Hamburg - Hamburger SV have appointed Mirko Slomka as their new coach on a two-and-a-half-year contract.
Success at Hannover
Slomka, who replaces Bert van Marwijk in the Hamburg hot seat, arrives at a club in a similar predicament Hannover were in when he took over at the HDI-Arena in 2010. A 3-0 win over VfL Bochum on the final day of that season saw them avoid relegation and, in his first full season in charge, he led the Reds to fourth position in the Bundesliga and a place in the UEFA Europa League.
He followed that with the most successful year in the club's history as Hannover reached the quarter-finals of the Europa League - where they were beaten by eventual winners Club Atletico de Madrid - and qualified for the competition once gain by securing seventh place in the Bundesliga on to a dramatic final day of the season.
Hamburg fans will hope to avoid any such final day drama this term, but in Slomka, they have a coach who has already shown his acumen in delicate situations while building a side suitable for European football, something that the northern Germany club have been craving for since 2010, when they were knocked out of the Europa League semi-finals by Fulham FC.
"For now, the most important thing is keeping this club in the Bundesliga," said Slomka at his presentation on Monday. "HSV should be one of the top five clubs in Germany. It's a wonderful challenge for me." The first challenge he faces is against Borussia Dortmund on Matchday 22, a sizeable task for any side, let alone one struggling at the wrong end of the table.
"We need to put in a good performance for our fans," said Slomka, who is regarded as the right man for the job by the club's sporting director Oliver Kreuzer. "The main thing for us was appointing a coach who has experience of this kind of situation," he said, showing his faith in Slomka by giving him a contract until 2016.
"Confident we'll stay up"
Slomka intends to honour that contract and build a bright future for the success-starved club, although he vows to take things one step at a time. "If we manage to stay in the Bundesliga, then we'll be able to make plans for the coming season," he said. "But I'm confident we will stay up. I've got a contract until 2016."
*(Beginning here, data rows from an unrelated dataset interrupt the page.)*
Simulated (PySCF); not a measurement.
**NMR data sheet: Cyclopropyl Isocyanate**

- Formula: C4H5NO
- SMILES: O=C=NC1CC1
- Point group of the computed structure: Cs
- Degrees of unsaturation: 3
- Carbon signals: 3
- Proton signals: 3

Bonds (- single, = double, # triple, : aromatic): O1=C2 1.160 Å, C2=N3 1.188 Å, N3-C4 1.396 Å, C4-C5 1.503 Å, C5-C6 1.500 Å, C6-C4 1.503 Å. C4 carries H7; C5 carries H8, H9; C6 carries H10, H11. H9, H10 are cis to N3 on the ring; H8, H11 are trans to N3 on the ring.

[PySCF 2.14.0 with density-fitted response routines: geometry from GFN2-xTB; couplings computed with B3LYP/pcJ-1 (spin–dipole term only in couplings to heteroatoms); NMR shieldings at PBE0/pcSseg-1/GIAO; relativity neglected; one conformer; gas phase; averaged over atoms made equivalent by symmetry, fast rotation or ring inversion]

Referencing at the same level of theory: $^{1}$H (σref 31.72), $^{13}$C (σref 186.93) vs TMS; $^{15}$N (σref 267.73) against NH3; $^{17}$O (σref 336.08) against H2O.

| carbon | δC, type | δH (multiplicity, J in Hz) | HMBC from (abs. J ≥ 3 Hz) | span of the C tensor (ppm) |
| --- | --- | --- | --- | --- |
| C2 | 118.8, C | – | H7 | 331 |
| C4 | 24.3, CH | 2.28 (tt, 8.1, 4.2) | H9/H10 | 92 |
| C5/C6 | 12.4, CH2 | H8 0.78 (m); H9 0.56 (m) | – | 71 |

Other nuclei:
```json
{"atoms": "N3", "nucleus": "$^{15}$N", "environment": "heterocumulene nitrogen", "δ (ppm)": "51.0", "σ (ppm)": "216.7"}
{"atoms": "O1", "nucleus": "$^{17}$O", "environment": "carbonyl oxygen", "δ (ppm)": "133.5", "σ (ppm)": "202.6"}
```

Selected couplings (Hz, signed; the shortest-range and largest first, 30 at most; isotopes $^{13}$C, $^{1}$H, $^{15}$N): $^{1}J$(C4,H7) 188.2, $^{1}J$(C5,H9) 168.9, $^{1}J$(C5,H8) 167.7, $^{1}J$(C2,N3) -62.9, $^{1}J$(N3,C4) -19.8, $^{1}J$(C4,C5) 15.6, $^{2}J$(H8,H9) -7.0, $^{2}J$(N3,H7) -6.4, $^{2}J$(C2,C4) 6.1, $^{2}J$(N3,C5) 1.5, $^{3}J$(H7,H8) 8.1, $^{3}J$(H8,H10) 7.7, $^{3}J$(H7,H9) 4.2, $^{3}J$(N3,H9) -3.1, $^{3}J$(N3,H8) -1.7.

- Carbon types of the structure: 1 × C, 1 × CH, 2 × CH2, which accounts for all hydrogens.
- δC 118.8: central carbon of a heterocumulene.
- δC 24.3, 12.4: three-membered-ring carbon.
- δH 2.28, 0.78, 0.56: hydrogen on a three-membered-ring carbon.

The 46-year-old is set to lead his first training session on Monday afternoon, but he wasted no time in letting his players know the way he wants to play. "I prefer two defensive midfielders," he said. "It's up to us to make the players understand their roles. We have a lot of fast, technical wide players, but not as many who can play centrally. I believe the players are good enough to be here."